December 5, 2017

At this year’s U.S. Intermodal EXPO, one of the major discussion points was President Trump’s US$1 trillion infrastructure plan to rebuild the nation’s roads, bridges, tunnels and railroads. With U.S. infrastructure languishing at ninth in the world, according to the World Economic Forum’s latest assessment, the administration’s initiative aims to deliver a world-class infrastructure to help improve the country’s competitiveness. The plan includes US$200 billion in direct federal spending over the next decade, to be bolstered by private investment through public-private partnerships.

Driving exports
According to Walter Kemmsies, Economist and Chief Strategist with JLL Ports, Airports and Global Infrastructure, the U.S. needs to increase its exports in order to sustain economic and employment growth.

“U.S. exports are predominantly low value per ton products, such as agricultural goods and carbon-based products, notably coal, oil, natural gas and petrochemicals, as well as plastics and resins. While the U.S. has a production cost advantage in these goods, if transportation isn’t efficient then the geographical area over which the U.S. can compete globally becomes severely limited.”

Infrastructure improvements therefore should focus on the types of goods the United States can export successfully. That means directing investments towards heavy load roadways, which are needed to move freight from the production areas to the ports on the waterways, as well as enhancing the infrastructure to support waterborne freight, since this is the best way to move heavy goods.

“The Mississippi River System has to be a priority, as it is the gateway for U.S. exported goods that mostly come from the Midwest,” says Kemmsies. “In addition, there should be a more concerted effort to reduce road congestion. This includes embedding more technology in infrastructure, and bringing mass transportation systems back to full service conditions.”

The biggest return on investment would be achieved through projects centered on the 10 to 15 largest port gateways, reckons Kemmsies.

“They account for close to 90 percent of U.S. seaborne trade, and need support to continue improving navigation channels, strengthening quay walls to support larger cranes, and converting rail and road crossings into overpasses to reduce congestion and truck travel times.”

Building on the present
Progress in upgrading the country’s infrastructure to strengthen its export and import capabilities is already being made, demonstrating the potential for what can be achieved. For example, Georgia Ports Authority is working on dredging the Savannah River to accommodate larger vessels, which would allow ships to draft deeper and carry more exports to Asia.

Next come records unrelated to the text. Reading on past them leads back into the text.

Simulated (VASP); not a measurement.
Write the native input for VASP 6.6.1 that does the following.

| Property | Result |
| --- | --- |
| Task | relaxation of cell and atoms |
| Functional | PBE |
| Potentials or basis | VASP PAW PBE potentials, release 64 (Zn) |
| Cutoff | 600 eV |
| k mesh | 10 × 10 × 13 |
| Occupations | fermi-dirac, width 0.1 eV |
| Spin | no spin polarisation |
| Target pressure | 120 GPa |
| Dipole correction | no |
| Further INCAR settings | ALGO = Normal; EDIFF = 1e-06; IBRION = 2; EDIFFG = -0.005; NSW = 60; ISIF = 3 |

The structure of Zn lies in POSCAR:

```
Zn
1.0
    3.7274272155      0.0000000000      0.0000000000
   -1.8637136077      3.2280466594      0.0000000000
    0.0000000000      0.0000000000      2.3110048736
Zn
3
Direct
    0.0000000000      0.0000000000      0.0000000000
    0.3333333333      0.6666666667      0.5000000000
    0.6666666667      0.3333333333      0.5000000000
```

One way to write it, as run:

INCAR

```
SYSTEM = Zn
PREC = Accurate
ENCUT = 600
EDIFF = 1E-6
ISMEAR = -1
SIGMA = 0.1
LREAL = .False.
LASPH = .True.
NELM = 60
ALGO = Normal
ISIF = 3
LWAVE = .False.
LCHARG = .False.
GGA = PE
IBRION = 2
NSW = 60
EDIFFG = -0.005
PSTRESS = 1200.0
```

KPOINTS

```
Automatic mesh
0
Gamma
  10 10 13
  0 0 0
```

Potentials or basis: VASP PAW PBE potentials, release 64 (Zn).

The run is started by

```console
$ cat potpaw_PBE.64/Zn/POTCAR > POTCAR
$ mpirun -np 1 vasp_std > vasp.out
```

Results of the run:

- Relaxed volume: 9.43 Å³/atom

“As the first port of call for vessels coming from Asia via the Panama Canal, investment there has a significant impact on US trade volumes,” Kemmsies explains. “If the federal government were to accelerate the funding it could deliver results quickly.”

Improving the Gulf Coast ports, in particular New Orleans, could also help boost exports. New investment is taking place there to convert a ship yard. And there is potential to expand the short line railway under the ownership of the Port of New Orleans.

Meanwhile, the Port of Los Angeles has given a concession to Saybrook Capital to redevelop a former coal terminal to improve container drayage, thereby reducing congestion and emissions.

Will the Trump plan become reality?
Whether the administration’s ambitions can be translated into workable reality, and what shape they will eventually take, remains to be seen. The infrastructure plan was bundled into the President’s 2018 budget proposal, and is currently embedded in the tax reform bills being developed in Congress. Different tacks are already apparent, with the House bill shunning market approaches to infrastructure, while the Senate bill favors leveraging scarce federal taxpayer dollars to bring in outside money from states, local governments and private investors.

Given the poor state of U.S. public finances, attracting private sector funding will be critical to achieving the spending goals, says Kemmsies. “The government has more than US$17 trillion of debt, with a debt to GDP ratio well over 100 percent, and which is likely to stay at that level for several years. By contrast, the private sector has over US$90 trillion of wealth. Ideally, the public sector would handle the permit process for the projects, with the private sector responsible for construction and operation.”

Like Europe, the U.S. should also consider issuing shares to privatize stabilized infrastructure, such as existing toll roads. “This might help improve public support for infrastructure projects,” suggests Kemmsies.

Big question marks remain then over the size, format and timing of whatever infrastructure initiative comes to pass. There is also the question of whether even the initial proposed amount would be enough.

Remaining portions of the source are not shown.